One is delighted to welcome you, thine inferior, to one’s most splendiferous business service—Lord Rupertson III’s Pomposity Centre for Erudite Elucidation on Imperious Superciliousness Pertaining to High Societal Necessitations.
One does not wish to appear haughty, but one is an expert in one’s field. Therefore, one must establish with utmost imperative importance:
- One is a self-made multi-millionaire.
- One owns many acres of land.
- One is superior to you are.
One is, therefore, ideally positioned to relay life lessons to thee in the utmost patronising fashion. Rather!
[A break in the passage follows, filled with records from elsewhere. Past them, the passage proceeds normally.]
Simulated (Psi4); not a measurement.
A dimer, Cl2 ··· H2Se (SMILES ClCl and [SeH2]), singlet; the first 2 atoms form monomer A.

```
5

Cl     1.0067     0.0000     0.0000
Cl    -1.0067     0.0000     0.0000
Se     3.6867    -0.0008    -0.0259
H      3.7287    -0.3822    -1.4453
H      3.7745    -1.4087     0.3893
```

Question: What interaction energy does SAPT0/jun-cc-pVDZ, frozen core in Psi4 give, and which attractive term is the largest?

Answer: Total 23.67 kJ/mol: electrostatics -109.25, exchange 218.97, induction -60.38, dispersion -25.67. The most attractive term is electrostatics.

Lord Rupertson III: A Gentleman of Manners and Cucumber Sandwiches
One is Lord Rupertson III. On is an upstanding gentleman with many acres of land.
For plebs such as thyself, the first lesson one must comprehend is the law of the land, thus dictated as it is by the doctrine of the cucumber sandwich. This scripture is studied by the upper classes (NB: superiors) and is a 33,000 pages of living life under the name of King and country. Behold this statement:
“The cucumber sandwich is the abnegation of the obstreperous; riffraff. Consumption through the cavernous gaping chamber upon the face (i.e. mouth) in the most noble pursuit of slaking one’s famishment through crust-free white bread-based consumption of long, green-skinned fruit consisting of water flesh.”
One must note the riffraff consider the cucumber to be a vegetable.
IT IS NOT THUS!
Furthermore, one must own at least one Rolls Royce. For a Rolls is the sign of vast superiority. One must also be able to check tyre pressure of the, aforementioned, Rolls and have a butler named Jeeves on hand to assist with lifting you into said vehicle.
For one should not have to ambulate into a vehicle when one is successful. One should have servants to do that for one.
The Pompous Words One Must Acquaint Oneself With
First up, one must ensure one uses one instead of the personal pronoun I. This is in order to ensure one’s point is made in the most pretentious fashion one can muster.
Thus, you are one step closer to superiority.
To confirm such a status, one must then commence using such phrases in daily parlance as behooven to oneself as:
- One
- Marvellous
- Rather
- I say!
- Jolly good show
- Yonks
- Crikey!
- Bad luck, old sport!
- Bore
- Gosh!
- Indubitably
- Indeed
- Thrice
- Shenanigans
- Perspicacious
- Splendiferous
- Fantabulous
- Obfuscate
Therefore, combining the above into a short sentence one can muster such intellectual might as follows:
“Indeed, one must obfuscate the perspicacious speciousness of the qualia-based reductionism one, indubitably, invariably pertains to thrice daily postulate within the fantabulous confines of mine mellifluous baritone that is antiquated within the antediluvian pulchritude of the kurtosis comporting to milquetoast sussurations.”
One shall concur, the above is writing of the utmost highest of standards. The type of singular intellect that indicates one is capable of heading out into normal society and purchasing something such as a packet of cheese and onion crisps.
Not that one would wish that upon even thine worst enemy, but the life mission of pomposity is to comport oneself within the frameworks of knowledge that ally with the ignorance of eleemosynary considerations one must ignore.
For if one is poor one must work harder!
And if one is not poor, then one must be pompous about the matter in most inane fashion. Thus, one shall teach you such lessons at a mere £3,000 per hour. A bargain!
My local competitor, Charles Rupertson IV, is charging £2,500 an hour!
As one can see, one’s prices are MUCH better for they are MORE expensive (for no real reason) and, thus, it is how one lives as a superior person—through the needless waste of one’s fortune.